Martin v. Löwis <mar...@v.loewis.de> added the comment:

> The answer depends on what the socket module is trying to do.  Is the
> goal simply to provide a pythonic thin wrapper over the underlying OS
> interfaces without altering their semantics, or to provide a
> completely homogeneous abstraction?

Most definitely the latter. The method called accept must absolutely
always call the same-named underlying system call, and have no other
side effects, unless
a) the system doesn't provide such a system call, or
b) something else is called, but this behaves *as if* the original
   system call was called, or
c) deviating behavior was explicitly requested from the application.

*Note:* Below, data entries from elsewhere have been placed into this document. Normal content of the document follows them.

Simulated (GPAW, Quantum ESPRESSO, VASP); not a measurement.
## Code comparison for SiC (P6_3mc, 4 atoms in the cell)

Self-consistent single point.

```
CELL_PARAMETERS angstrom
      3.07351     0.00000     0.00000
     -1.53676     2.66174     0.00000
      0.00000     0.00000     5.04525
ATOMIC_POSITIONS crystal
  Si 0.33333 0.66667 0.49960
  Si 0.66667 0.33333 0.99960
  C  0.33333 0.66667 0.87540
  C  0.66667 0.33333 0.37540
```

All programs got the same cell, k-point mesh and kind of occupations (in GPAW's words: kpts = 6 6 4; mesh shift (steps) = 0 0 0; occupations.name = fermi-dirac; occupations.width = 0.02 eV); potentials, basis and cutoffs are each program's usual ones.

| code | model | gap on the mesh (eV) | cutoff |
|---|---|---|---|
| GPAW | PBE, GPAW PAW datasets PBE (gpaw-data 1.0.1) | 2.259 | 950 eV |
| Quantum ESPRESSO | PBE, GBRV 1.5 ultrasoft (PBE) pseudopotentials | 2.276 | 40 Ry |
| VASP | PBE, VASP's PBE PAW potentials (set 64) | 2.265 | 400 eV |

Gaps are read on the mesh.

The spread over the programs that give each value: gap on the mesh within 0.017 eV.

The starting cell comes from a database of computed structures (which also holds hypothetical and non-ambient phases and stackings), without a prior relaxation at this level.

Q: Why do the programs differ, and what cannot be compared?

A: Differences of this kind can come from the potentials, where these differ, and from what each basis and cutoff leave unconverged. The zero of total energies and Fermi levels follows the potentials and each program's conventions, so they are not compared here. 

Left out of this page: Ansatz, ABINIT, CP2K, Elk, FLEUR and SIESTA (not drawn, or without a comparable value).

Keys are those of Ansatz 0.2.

> The docs have a big bold note right up top, "Note Some behavior may
> be platform dependent, since calls are made to the operating system
> socket APIs".

Having such a note is fine with me; it shouldn't be big and bold,
though. There is a strong opposition to big and bold notes; they
should be only used for really serious problems (such as the likely
risk of data loss).

> Anyway, my personal opinion is that we should consider the current
> behavior a bug and fix it.  I like the idea of setting all accepted
> sockets to blocking mode (and documenting it clearly).

-1.

> I think it is what most people would expect.

Apparently, the designers of BSD thought differently. Remember that
it is them who defined the socket API in the first place, so they
have the right that their design decisions are considered.

We should also take issue10115 into account, which proposes changes
to accept on Linux. One solution might to add optional flags to
accept(), asking for certain behavior variations.